Some time after this, Robert Strelley re-enlisted as a Private in the 1/7th Blythswood Territorial Battalion.Service Number 280890. This is possibly around March 1917 (see Will) The 7th (Blythwood) Battalion, Highland Light Infantry was a unit of the Territorial Force with its HQ at 69 Main Street, Bridgeton, Glasgow.

 According to the website in 1917 the 7th Highlanders were

“in action during The First, Second and Third Battles of Gaza, at Wadi el Hesi, The capture of Junction Station, The Battle of Nabi Samweil and The Battle of Jaffa including the passage of the Nahr-el-Auja. 52nd Division remained in the line near Arsuf until March 1918 when it was relieved by the 7th (Meerut) Division and proceeded to France, sailing from Alexandria on the 11th of April, via Marseilles they concentrated near Abbeville. 52nd Division took over a sector of front line near Vimy on the 6th of May until the 23rd of July when they moved to take over the line north east of Arras. They were in action inThe Battle of Albert, The Battle of the Scarpe, The Battle of the Drocourt-Queant Line, The Battle of the Canal du Nord and The Final Advance in Artois. At the Armistice 52nd Division was north of the Mons canal engaged on clearing Herchies.”

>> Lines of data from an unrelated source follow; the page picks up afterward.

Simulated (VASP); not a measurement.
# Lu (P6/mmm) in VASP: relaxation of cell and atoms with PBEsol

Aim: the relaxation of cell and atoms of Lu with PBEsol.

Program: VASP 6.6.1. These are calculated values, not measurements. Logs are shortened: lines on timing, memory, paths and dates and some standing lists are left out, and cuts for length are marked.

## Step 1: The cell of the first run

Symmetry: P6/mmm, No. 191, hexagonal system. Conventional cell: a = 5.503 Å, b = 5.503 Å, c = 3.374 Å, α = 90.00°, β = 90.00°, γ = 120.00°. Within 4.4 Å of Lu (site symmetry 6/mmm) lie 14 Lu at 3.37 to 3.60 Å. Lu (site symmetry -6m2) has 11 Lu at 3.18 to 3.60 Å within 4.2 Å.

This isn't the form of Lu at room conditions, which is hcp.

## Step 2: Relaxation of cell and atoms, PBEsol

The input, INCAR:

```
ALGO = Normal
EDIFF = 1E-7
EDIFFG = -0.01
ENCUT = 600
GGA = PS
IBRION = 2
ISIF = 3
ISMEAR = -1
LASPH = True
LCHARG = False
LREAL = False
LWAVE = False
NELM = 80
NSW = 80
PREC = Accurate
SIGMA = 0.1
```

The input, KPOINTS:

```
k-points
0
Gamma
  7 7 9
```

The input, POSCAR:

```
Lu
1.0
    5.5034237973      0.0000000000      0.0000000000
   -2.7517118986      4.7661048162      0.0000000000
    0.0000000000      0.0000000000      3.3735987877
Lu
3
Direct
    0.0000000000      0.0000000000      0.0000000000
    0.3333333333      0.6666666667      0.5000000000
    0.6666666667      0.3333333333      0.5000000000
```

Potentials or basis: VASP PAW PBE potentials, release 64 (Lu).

But that was too late for Robert as he was Killed in Action on 27th August 1918.
His medal record shows he received the Victory and British Medal. Although a Private he is Acting Lance Corporal  by the time of his death. 

His grave is located at  St. Martin Calvaire British Cemetery  St. Martin-sur-Cojeul Pas de Calais France Plot: II. A. 25.
Robert Strelley's War Grave

An informal will  dated 28/3/1917 found in his Pay Book was declared valid under Scottish Law. The will was likely made around the time he re-enlisted.  In it he left his property and effects to his widow, Janet who was still residing  at 20 Sister St with his one year old daughter Agnes Short Strelley. Agnes was unlikely to have even met her father. Sadly, Agnes died of convulsions on 25/10/1918 just 2 months after her father was Killed in Action in France.   

Strelley's informal War Will
Thought of the Day:

The second record for Robert Strelley matched with the first  due to the address recorded on a number of other documents. Although it is not a very common name in Scotland, Robert had changed the spelling of his name- perhaps to put the authorities off the fact that he had been discharged before. It’s not unusual for the Scottish Strelleys to use different variations in spelling. 

Interestingly enough another child born illegitimately to  his brother William  was also  Robert Strelley- regiment no 64222 turned up in the search. Born 1898 in Glasgow he had enlisted as soon as he was old enough with the Royal Scots on  4/7/1918 but was discharged by 11/8/19 as   "No longer physically fit for war service". I'll have to chase up those records!!